Motivation
Understanding group interactions is a multidisciplinary challenge at the intersection of artificial intelligence and communication science. In fields such as sociology and communication, researchers have long explored how collective states, including group rapport, shared attention, and team mood, arise from the interplay of individual behaviors. However, further research is required to develop computational models and sensing methods that can capture these complex group phenomena. Most artificial intelligence research in social signal processing has concentrated on individuals or pairs of people, while the dynamics of larger groups remain less understood. Because group behavior is non-additive and the state of a group cannot be reduced to the sum of its members, this gap presents an important opportunity for the multimodal interaction community to broaden its focus.

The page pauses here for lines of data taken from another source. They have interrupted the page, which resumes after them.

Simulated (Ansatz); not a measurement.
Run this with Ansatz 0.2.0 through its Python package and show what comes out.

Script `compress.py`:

Recent progress in multimodal sensing, which combines audio, video, and behavioral data with artificial intelligence modeling, has enabled the detection of subtle social cues in group contexts. At the same time, new artificial intelligence agents, whether virtual or physical, are beginning to participate in team environments. This development raises significant questions: How can artificial intelligence systems accurately perceive the overall mood of a group and respond appropriately? Can an artificial intelligence facilitator improve group performance by monitoring engagement and participation? Advancing the underlying technologies for sensing and generation will be essential to address these questions and to strengthen collaboration between humans and artificial intelligence.
In summary, this workshop addresses the growing need to comprehend collective states, particularly as agentic artificial intelligence becomes increasingly integrated into social and collaborative settings. It aims to outline clear directions for future research and development to pursue these objectives.